Sofronoff P and McMurdo JA and Wilson J
Appeal against conviction dismissed.
CRIMINAL LAW – APPEAL AND NEW TRIAL – VERDICT UNREASONABLE OR INSUPPORTABLE HAVING REGARD TO EVIDENCE – APPEAL DISMISSED – where the appellant was convicted of indecent treatment of a child under 16 – where the jury was directed that they had to be satisfied beyond reasonable doubt that the appellant deliberately touched the complainant on the breast – where the appellant argues that it was not open for the jury to be satisfied beyond reasonable doubt because of inconsistencies in the complainant’s account made to preliminary complaint witnesses – whether it was open to the jury to be satisfied of guilt beyond reasonable doubt – whether the jury’s verdict was unreasonable or cannot be supported having regard to the evidence – whether the jury’s verdict was unsafe or unsatisfactory
Criminal Code (Qld), s 668E(1)
Evidence Act 1977 (Qld), s 21AK, s 93A
M v The Queen (1994) 181 CLR 487;  HCA 63, applied
MFA v The Queen (2002) 213 CLR 606;  HCA 53, applied
Morris v The Queen (1987) 163 CLR 454;  HCA 50, applied
R v Baden-Clay (2016) 258 CLR 308;  HCA 35, applied
SKA v The Queen (2011) 243 CLR 400;  HCA 13, applied
M J Copley QC, with D L Crews, for the appellant
C N Marco for the respondent
Fowler Lawyers for the appellant
Director of Public Prosecutions (Queensland) for the respondent
SOFRONOFF P: I agree with Wilson J.
McMURDO JA: I agree with Wilson J.
WILSON J: On 28 March 2018 the appellant was convicted, after a trial, of one count of unlawfully and indecently dealing with a child under 16 years on 20 June 2015.

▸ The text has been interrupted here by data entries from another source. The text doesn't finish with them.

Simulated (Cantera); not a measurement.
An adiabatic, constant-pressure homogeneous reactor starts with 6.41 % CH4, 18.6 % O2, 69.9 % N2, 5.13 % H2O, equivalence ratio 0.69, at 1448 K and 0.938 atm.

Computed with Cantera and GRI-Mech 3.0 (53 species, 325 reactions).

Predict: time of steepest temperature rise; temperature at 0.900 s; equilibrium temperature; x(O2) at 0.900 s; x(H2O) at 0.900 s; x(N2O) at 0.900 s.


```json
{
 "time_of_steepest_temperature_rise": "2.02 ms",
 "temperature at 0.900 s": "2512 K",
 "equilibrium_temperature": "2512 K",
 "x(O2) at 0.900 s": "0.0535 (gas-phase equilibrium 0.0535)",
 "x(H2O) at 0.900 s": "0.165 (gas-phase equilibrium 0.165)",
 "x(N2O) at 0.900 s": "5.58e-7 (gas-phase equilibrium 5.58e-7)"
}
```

The prosecution case was that the appellant touched the complainant on her breast with his hand. The jury was directed that they had to be satisfied beyond reasonable doubt that the appellant deliberately touched the complainant on the breast before they could convict. The defence case was that the appellant did not touch her breast, and if there had been any contact, it was confined to a hand on her shoulder.
Notwithstanding the complainant’s direct evidence that the appellant touched her breast, the appellant contends that it was not open for the jury to be satisfied that he did do so because of inconsistencies in the complainant’s account made to preliminary complaint witnesses.
The issue is whether, on the whole of the evidence, it was open to the jury to be satisfied of guilt beyond a reasonable doubt.
Unsafe and unsatisfactory verdicts
In relation to the appellant’s contention that the verdict of the jury is unreasonable or cannot be supported having regard to the evidence, such that the verdict is unsafe or unsatisfactory, the question for the Court is whether the Court considers that, upon the whole of the evidence, it was open to the jury to be satisfied beyond reasonable doubt that the appellant was guilty.This Court must undertake its own independent assessment of the evidence,both as to its sufficiency and quality,allowing special respect and legitimacy for the jury’s verdict.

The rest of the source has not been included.